My five feet tall mother carried me across the South African border removing me from the depths of poverty into the nourished lands of South Africa. Uneducated her options were limited but we always made due. She worked as a cleaner, a domestic worker and baby sitter. At the age of seven she whisked me off into the farms. She had gained employment as a domestic worker for a minister. The farm was an isolating place only truly home to the animals that roamed the land, grazing in the grass. Too fearful of the wrath of the ostrich that had chased me up and down the slope to many times for me to trust that it was no threat, ready to poke me if not strike me at any given moment. I hid in the solitary confinement of mine and my mother’s room. The silence bothersome and frightening led me to speaking out loud in order to drown it in my own voice. For what seemed like a very long time, that was my life.

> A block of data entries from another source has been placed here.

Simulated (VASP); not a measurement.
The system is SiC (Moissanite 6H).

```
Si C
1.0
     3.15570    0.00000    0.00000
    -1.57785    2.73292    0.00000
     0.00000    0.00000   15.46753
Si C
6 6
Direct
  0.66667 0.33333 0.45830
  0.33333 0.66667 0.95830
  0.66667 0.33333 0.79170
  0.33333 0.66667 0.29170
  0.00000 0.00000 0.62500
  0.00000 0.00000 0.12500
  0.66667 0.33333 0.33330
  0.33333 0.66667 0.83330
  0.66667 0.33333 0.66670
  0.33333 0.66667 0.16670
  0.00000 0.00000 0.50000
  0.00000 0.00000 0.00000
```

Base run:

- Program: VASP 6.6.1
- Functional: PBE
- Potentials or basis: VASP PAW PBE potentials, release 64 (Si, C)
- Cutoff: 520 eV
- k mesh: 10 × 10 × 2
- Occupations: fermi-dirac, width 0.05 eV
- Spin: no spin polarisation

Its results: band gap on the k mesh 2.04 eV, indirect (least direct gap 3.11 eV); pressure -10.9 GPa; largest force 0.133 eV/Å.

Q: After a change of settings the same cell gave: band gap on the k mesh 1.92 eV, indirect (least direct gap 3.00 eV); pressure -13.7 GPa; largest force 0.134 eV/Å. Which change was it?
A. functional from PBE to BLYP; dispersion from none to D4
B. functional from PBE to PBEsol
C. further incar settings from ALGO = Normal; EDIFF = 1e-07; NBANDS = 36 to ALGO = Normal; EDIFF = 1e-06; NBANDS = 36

Until the day everything changed. My mother had discovered a treasure map held in the key which was to open an unknown door. The door which was brown and made of oak tree turned out to the one to the left of our room. When we opened it, the door cricked and she swore me into silence. All we were going to do was look. There were rays of light in the room because the window was curtain-less. The was a spider web from the couch to the window. As we gazed into the room, petrified into silence we realised that this was a storage room cluttered in furniture and household items. Turning to our right my eyes met what was to become the most important item and aspect of my life. It was box shaped, its sides looked like they were made out of wood, the front of it was a glass screen. It had buttons at the bottom. I had seen it before but this time it felt like it could see me. A television set.
A television set is no ordinary thing to me. It saved my life. It made what am and continues to shape my identity every day. So, then years later at the very end of my adolescence I sat next to a lovely grey-haired man who asked me what my major was going to be. I said journalism because I wanted to return the favour. For the younger children that were now at home, without friends, without an education or simply seeking to be entertained. I wanted to create a platform that would embrace them as they are, while also creating a safe space for them. So, when I considered journalism and chose it as my major I did because I am passionate about television and journalism promised to provide me with all the skills needed in order for me to able to achieve my dreams.
I always think that my mother provided a lifeline for me when she jumped the border with me. She saved me from abject poverty and poor education. Although our life wasn’t easy, as we’ve lived without a home and my mother has never found a proper paying job. I know that travelling so far from home triggered wonder-lust in me. There is nothing more that I want do than to see all corners of the world. To meet the people in their common areas, appreciate our differences and similarities. Smile at the wonder that is life. But also investigate the truth and tell it to the world when it needs to be known. It is because I love travelling that wanted to be a documentarian to create documentaries that speak boundless truths to a thousand souls.
But when I began to do journalism I found myself waiting to learn how to be a documentarian until my first year was over, then my second, and then my third. Now finally in my fourth year I get to do what I have always wanted to make a documentary. Yet I am left feeling unsatisfied feeling like a greedy vampire that sucks a human dry of their blood, I want more! More time to learn, more time to experience television production, more time to explore my creativity. So, although my time at Rhodes University has come to end as I am in my final year, I realise that my time in the education sector as a higher education scholar has not. It was learning that I did not love journalism which made me realise that my true love stems from the more creative side of production. Film and Television to be exact. So, watch out for the films you watch in the next couple of years because it might have my name on the credits.
Finding my career major did not easily come to me. It was by trial and error. But there are whose mistakes to make in life if only they all lead you to truly finding yourself and where you belong in the world. And now all I can do, is wait for when the time right for me to share my stories with the little children who like I used to, are staring at the television set but for all the right reasons.